Middle East

11 killed in Afghan, Pakistani border skirmish

Afghan officials accuse Pakistani troops of initiating fire from across disputed Durand Line

Shadi Khan Saif  | 15.07.2018 - Update : 15.07.2018
11 killed in Afghan, Pakistani border skirmish

Ankara

By Shadi Khan Saif

KABUL, Afghanistan

At least seven Pakistan paramilitary troops and four Afghan militia were killed in the latest border skirmish close to the disputed Durand Line between the two neighbors, officials said on on Sunday.

Abdul Baseer, spokesman for the Afghan National Police (ANP) in the southeastern Khost province, told Anadolu Agency that an armed assault began this morning with alleged indiscriminate shelling on the Zazai Maidan district by Pakistani forces from across the Durand Line.

According to local Salam Afghanistan radio, Pakistani troops wearing civilian dress allegedly came into Khost and started shooting at Afghan forces.

Pakistan generally does not comment on such border skirmishes.

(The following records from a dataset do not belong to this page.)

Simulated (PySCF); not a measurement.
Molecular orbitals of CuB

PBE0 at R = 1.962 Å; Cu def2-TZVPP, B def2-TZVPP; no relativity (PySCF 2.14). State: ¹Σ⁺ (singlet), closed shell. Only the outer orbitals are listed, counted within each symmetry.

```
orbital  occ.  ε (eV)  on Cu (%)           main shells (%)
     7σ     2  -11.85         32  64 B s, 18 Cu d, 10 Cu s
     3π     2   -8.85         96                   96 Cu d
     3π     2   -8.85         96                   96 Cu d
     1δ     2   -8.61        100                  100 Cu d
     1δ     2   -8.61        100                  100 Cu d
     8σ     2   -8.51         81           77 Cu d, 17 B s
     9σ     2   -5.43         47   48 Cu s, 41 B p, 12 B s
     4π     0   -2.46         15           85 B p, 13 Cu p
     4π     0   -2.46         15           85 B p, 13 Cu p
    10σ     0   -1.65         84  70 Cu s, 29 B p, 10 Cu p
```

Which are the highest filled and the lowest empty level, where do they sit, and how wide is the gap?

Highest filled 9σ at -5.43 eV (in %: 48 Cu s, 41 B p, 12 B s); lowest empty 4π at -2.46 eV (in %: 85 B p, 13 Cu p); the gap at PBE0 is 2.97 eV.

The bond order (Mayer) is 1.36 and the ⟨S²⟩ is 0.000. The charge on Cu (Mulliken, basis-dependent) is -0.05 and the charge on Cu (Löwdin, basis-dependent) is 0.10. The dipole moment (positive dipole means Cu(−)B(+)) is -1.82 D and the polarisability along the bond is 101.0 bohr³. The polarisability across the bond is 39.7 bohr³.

In April, Afghan authorities handed over to Pakistan a captured Pakistani border guard and the dead bodies of five Pakistani troops slain during clashes in the same area.

Back then, both sides gave conflicting death tolls and accused each other of opening fire on their troops along the disputed 2,430-kilometer (1,510-mile) border region known as the Durand Line, named after British colonial officer Sir Mortimer Durand, who drew it in 1896 between then-British India and Afghanistan.